Environmental activist first attempted to put the referendum on the ballot in 2014 before oil drilling began but the campaign was rejected by the National Elections Commission, which claimed that thousands of petitions were illegal. Subsequent investigations determined that the government of former president Rafael Correa pressured the CNE to stop the referendum when polls showed it would pass by a large margin.

On May 8, the Constitutional Court ruled that rejection of Yasuní referendum petitions in 2014 was “unlawful” and that the referendum should be allowed to go before voters. Last week, the CNE announced it would include it on the August 20 ballot.

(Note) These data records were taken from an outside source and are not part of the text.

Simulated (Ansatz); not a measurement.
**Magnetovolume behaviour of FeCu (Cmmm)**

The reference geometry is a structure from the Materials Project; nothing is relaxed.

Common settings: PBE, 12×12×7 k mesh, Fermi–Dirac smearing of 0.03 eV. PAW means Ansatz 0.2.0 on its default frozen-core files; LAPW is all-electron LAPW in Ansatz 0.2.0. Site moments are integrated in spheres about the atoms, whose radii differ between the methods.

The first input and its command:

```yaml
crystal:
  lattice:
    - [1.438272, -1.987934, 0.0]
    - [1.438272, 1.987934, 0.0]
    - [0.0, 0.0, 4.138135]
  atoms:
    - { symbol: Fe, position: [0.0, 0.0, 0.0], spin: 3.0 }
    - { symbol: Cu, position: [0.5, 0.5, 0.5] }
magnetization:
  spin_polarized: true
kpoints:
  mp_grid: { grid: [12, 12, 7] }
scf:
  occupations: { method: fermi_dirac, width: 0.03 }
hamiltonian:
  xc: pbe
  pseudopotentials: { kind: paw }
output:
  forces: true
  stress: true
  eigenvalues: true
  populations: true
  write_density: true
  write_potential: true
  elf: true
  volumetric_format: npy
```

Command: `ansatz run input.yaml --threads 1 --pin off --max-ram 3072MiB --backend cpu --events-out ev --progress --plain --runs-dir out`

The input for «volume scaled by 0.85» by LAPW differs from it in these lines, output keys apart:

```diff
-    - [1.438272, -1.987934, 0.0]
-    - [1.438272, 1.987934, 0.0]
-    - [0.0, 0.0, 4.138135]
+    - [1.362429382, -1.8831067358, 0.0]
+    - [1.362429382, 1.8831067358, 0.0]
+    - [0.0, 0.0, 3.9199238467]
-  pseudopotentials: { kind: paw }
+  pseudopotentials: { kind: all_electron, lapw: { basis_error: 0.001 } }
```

Ramón Correa — no relation to Rafael — concedes that “errors were committed” a decade ago but says that stopping oil production in Yasuní today would be “disastrous” for Ecuador. “Those guilty of wrong-doing should be punished but ending oil production now would punish all Ecuadorians,” he said.

According to Correa, a suspension of oil extraction would cost the country at least $16.5 billion and possibly $20 billion over the estimated period of extraction, 15 to 20 years. “We estimate that 280 to 340 million barrels of oil remain in the ground under block 43 and this is a resource needed by the government to support our annual budgets.”

Correa add: “If production ends, thousands of jobs will be lost. There will be a long-lasting ripple effect on the economy if this effort succeeds.”

Petroecuador consultant Laner Ortiz claims production in Yasuní has very limited environmental impact. “This is a very clean operation and great care is taken to protect the native environment,” he says. “In surface area, only 80 hectares of the park have been disturbed, which is only 0.01% of the total of 818,501 hectares.”

On Friday, the Yasunidos Collective, the environmental group sponsoring the referendum, said it intended to make the initiative a central topic in the presidential and National Assembly elections. “We will ask the candidates to take a position on the referendum and will distribute their responses to the public.”